Thursday, July 29, 2004

On New Yorkers on New York

Ever since Colson Whitehead's "dazzlingly original" The Colossus of New York was released, I've wondered if I should own a copy. I wouldn't necessarily pay for one, since I'm not a huge Bertelsmann fan, generally don't purchase new titles in hardcover, and have the means to find myself a free copy. But the real point of contention has been this: what could I possibly gain from Whitehead's thirteen-part essay about the City? For that matter, what could anyone get out of it?


According to published reports, White begins his work thusly: "I'm here because I was born here and thus ruined for anywhere else." If that were true about all New York natives, I'd hate every chocolate "frappe" and buffalo chicken sandwich I ate in Boston. We know New Yorkers are arrogant; why start off a book with pure arrogance?


Tim Marchman, writing for the Weekly Standard (and linked above), provides an impressively believable vivisection of Colossus, eventually characterizing Whitehead as "a man who's lived in one place his whole life and is too overwhelmed to say anything about it."


Are all natives inherently overwhelmed? Or do we just get lazy? Could one of those Wisconsin-born Williamsburg kids really evoke New York better than Whitehead's "pointless abstraction" or the "Pages of Subway" I wrote and edited in high school?


When New Yorkers write about New York, what are we saying? A whole lot of nothing, if we allow our inborn geographical familiarity and cultural narcissism to control our pens and keyboards. All New Yorkers--lifelong residents, artistic transplants, immigrants, suburbanites who work in the city and pretend they live in it--are terrified to admit something: New York is just another Anywhere with an Empire State Building in the middle. Sure, it's a terrific and magical place (to use the two hollowest adjectives I could find), but so is any other city or town. For that matter, I'd rather read a literary love song to Lake Okeechobee or Klamath Falls than one to a place we all know so well.

3 Comments:

Anonymous Anonymous said...

if someone took all the new york assholes who write about new york and put them in the woods, you know what you would have?

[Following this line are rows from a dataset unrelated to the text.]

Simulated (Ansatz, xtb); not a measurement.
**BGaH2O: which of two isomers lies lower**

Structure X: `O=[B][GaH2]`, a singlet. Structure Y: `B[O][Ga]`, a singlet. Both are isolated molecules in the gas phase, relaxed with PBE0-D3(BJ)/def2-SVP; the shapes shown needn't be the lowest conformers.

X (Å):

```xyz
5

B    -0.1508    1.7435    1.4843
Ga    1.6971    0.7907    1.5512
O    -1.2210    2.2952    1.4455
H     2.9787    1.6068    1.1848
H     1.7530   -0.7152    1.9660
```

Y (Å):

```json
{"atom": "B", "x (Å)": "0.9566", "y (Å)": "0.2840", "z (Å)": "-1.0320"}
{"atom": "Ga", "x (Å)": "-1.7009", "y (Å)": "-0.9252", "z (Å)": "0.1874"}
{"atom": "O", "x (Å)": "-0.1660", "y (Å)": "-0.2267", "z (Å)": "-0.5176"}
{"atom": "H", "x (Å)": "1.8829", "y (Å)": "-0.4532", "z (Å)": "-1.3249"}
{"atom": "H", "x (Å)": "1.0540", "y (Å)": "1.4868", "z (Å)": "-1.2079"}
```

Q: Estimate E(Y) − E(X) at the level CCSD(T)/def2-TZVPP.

a commune of romanticists.

they need to get over new york and/or themselves.

-db

5:54 PM  
Anonymous Anonymous said...

except andrew lewis conn. he actually had a point with "p."

plus, i don't think he ever used the word "paroxysm," which is such a plus.

-db, rethinking his previous harsh judgment

8:55 PM  
Blogger Rob said...

was andrew lewis conn necessarily being an asshole in 'p'? i think he'd qualify as one of the few authors who effectively use new york as both a setting and a character, without sacrificing his own credibility as creative master.